American short-story writer and novelist whose Southern Gothic fiction, written from her mother's dairy farm in Milledgeville, Georgia during the fourteen years of a lupus illness that would kill her at 39, is as theologically serious as anything produced in 20th-century American letters. O'Connor wrote explicitly as a Catholic writer for what she called "a hostile audience" — a secular modernity that had lost the religious vocabulary her stories presupposed — and she cultivated a violent, grotesque, comic style to cut through that hostility.
Her two novels, Wise Blood (1952) and The Violent Bear It Away (1960), and two story collections, A Good Man Is Hard to Find (1955) and Everything That Rises Must Converge (1965, posthumous), make up a small but dense body of work. Her characters — backwoods prophets, complacent matrons, self-important intellectuals, dangerous children — meet grace most often as a violent intrusion, a shotgun blast or a stroke that strips away whatever they had been relying on as spiritual substitute. "For the hard of hearing you shout," she wrote, "and for the almost-blind you draw large and startling figures."

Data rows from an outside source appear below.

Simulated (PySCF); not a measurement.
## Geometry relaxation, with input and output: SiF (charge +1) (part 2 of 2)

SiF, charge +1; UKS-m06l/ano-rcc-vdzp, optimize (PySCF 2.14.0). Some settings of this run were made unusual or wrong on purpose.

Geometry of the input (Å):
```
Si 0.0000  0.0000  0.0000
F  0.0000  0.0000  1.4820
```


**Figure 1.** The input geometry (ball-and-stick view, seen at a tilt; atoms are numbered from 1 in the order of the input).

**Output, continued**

Her essays and letters, collected in Mystery and Manners (1969) and The Habit of Being (1979), display a mind of unusual toughness and range. She corresponded widely — with Walker Percy, with Caroline Gordon, with the priests and philosophers who interested her — and read the theology she cared about (Aquinas every night) as seriously as she read fiction. Robert Coles's Flannery O'Connor's South (1980) is a fine study. She remains a writer whose particular combination of theological seriousness, comic violence, and stylistic precision has no close peer.